Brad Pitt calls Babylon, a movie set in 1920s Hollywood, ‘mayhem’, Latest Movies News - The New Paper

Brad Pitt calls Babylon, a movie set in 1920s Hollywood, ‘mayhem’

LOS ANGELES – Babylon, the latest offering from acclaimed director Damien Chazelle, is a sprawling, chaotic tale of ambition and decadence set in 1920s Hollywood – a time of sex- and cocaine-filled parties as well as real cultural change, with the move away from silent films.

Expectations for the movie, which opens in Singapore cinemas on Thursday, ran high ahead of its release in the United States in 2022.

This was because of A-list leads Brad Pitt and Margot Robbie as well as the hype around Chazelle – the hotshot film-maker behind the Oscar-winning musical dramas La La Land (2016) and Whiplash (2014).

But the film divided critics after its debut in the US last December, where it bombed at the box office, with many viewers complaining about its long run time of 189 minutes.

And it turns out that Pitt and other members of the cast also had doubts about how Chazelle would pull off his lengthy, ambitious film – a story Pitt describes as “mayhem” and Robbie calls “insane”.

At a screening in Los Angeles, it is revealed that there was even a four-hour version, with Chazelle and his stars wistfully recounting all the elaborate scenes they shot that ended up on the cutting-room floor.

Says Pitt, who plays a silent-film star named Jack Conrad: “The script was 180 pages long and it’s hard enough to shoehorn 120 pages into a film.

“So my first question to Damien was, ‘What’s going to get cut?’ And he said, ‘Nothing. I’m going to pace this thing at a minute a page,’” recalls the 59-year-old American actor, who won an Oscar for another drama about Tinseltown history, Once Upon A Time In... Hollywood (2019).

“And it pretty much turned out that way, to Damien’s credit. I was surprised at how much stayed in the movie.”

Pitt says he had been itching to work with Chazelle since his breakout work Whiplash. And the film-maker’s reputation got a further boost in 2017, when he became the youngest person to win the Best Director Oscar for La La Land at age 32.

Then Pitt read the script for Babylon. “And – you saw it – it’s mayhem,” he says with a smile.

But the story is also “really well grounded” in the history of Hollywood’s silent era, he adds.

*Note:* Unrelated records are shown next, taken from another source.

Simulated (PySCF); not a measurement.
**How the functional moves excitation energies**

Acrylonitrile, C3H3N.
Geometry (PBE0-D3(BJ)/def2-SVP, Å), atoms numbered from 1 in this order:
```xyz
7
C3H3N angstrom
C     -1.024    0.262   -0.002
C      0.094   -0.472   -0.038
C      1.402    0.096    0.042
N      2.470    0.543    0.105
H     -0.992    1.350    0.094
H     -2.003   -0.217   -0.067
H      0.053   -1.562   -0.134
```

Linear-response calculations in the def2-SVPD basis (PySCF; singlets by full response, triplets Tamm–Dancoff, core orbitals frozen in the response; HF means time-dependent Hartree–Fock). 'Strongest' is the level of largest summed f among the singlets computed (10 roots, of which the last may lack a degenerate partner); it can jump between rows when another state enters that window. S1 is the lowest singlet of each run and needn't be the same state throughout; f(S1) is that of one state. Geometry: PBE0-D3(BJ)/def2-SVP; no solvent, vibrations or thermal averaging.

“I had kind of dismissed that era,” Pitt says. “I hadn’t really paid attention to it because it’s not an acting style I relate to and it’s not what we gravitate to now. It wasn’t until I saw some of the films, at Damien’s urging, that you find a real charm and warmth in them.”

Margot Robbie and Diego Calva in Babylon. PHOTO: UIP

Robbie had a similar reaction to the screenplay, which casts her as an aspiring actress named Nellie LaRoy – a character based on silent-film sex symbol Clara Bow.

Says the 32-year-old, who starred in the comedy The Wolf Of Wall Street (2013) and was Oscar-nominated for the biopic I, Tonya (2017): “I remember reading the script and being particularly terrified and excited by the whole thing.”

She wondered how she would pull off two especially wild scenes, one involving a rattlesnake and another, throwing up.

“You know when you read a script and even the night before (filming), you’re, like, ‘I don’t know what to do in this scene, it’s so insane.’”

Chazelle was also unlike any director she has worked with.

“I give it a lot on my first take, like, I go big,” Robbie says. “But Damien comes up to me after that first take and he’s, like, ‘Um, that was great, we just need way more.’

“And I was, like, ‘I don’t know if I have more.’”

But she rose to the occasion and, while it ended up being the “hardest I’ve ever worked on a film”, Robbie loves the fact that Chazelle demands so much.

“My favourite thing about him is that he expects so much from you as an actor,” she adds.

Babylon opens in cinemas on Thursday.